Reviews

Red Bud

Michael Coveney

Michael Coveney

| London's West End |

26 October 2010

Those buddy boy get-togethers round the old camp fire always end in tears; or, in the case of Red Bud by Californian playwright Brett Neveu – arriving in Sloane Square via Iowa and Steppenwolf in Chicago – drunken misery, off-limits revelations, punch-ups and a flashing knife.

Billed as a breakthrough play, and commissioned by the Royal Court, Red Bud maintains the very high level of inoffensive effing bad language going on downstairs in Nina Raine’s far superior Tribes.

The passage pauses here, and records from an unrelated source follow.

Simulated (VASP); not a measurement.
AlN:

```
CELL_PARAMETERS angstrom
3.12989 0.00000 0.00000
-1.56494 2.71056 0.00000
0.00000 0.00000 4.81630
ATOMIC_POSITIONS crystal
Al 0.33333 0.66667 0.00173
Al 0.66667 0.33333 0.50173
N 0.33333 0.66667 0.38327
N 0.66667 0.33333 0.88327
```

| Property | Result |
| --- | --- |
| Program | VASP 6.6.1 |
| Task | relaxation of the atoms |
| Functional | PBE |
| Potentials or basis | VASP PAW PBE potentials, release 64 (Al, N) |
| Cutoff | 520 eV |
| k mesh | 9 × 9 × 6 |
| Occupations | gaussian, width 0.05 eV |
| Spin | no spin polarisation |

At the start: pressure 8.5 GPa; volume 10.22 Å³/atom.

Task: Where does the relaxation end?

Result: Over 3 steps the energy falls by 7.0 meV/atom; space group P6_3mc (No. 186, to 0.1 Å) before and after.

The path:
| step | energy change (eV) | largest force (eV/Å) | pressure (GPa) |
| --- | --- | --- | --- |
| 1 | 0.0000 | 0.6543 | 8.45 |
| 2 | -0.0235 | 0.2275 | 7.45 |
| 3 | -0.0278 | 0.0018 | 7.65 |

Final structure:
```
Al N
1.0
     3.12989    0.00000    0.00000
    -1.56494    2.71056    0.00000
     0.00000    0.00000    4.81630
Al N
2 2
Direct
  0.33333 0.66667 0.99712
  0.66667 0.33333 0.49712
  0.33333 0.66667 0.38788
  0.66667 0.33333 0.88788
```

But, honestly, what do you expect from a bunch of blue collar losers maintaining a ritual of beer, burgers and bloody bad behaviour in a dusty camp site on the eve of a Michigan motorcycle rally?

The scuffed up field in Tom Hadley’s design occupies the whole of the Upstairs floor, and we are ranged around on three sides in two rows. We share the space with a beaten up truck and a couple of low-grade tents.

Jason (Hywel Simons), unemployed, and Shane (Roger Evans), a demoted care worker, await Bill (Trevor White) and his 19 year-old shop-girl girlfriend, Jana (a confident debut by Isabel Ellison).

Jana, of course, is the “new girl” catalyst as the over-age “lads” slide into recriminatory rituals, shouting matches and competitive drinking. Things start to go badly wrong when factory worker Greg (Peter McDonald) and his heavily pregnant wife (Lisa Palfrey) hang in out of resentful duty rather than enthusiasm.

It’s a formula play of soured friendship, and incipient middle-age in a fading social context, but Jo McInnes’s strong and brutal production does it proud, even if, as is often the way with seventy-minute plays (Pinter’s Moonlight is another example), it seems to go on forever.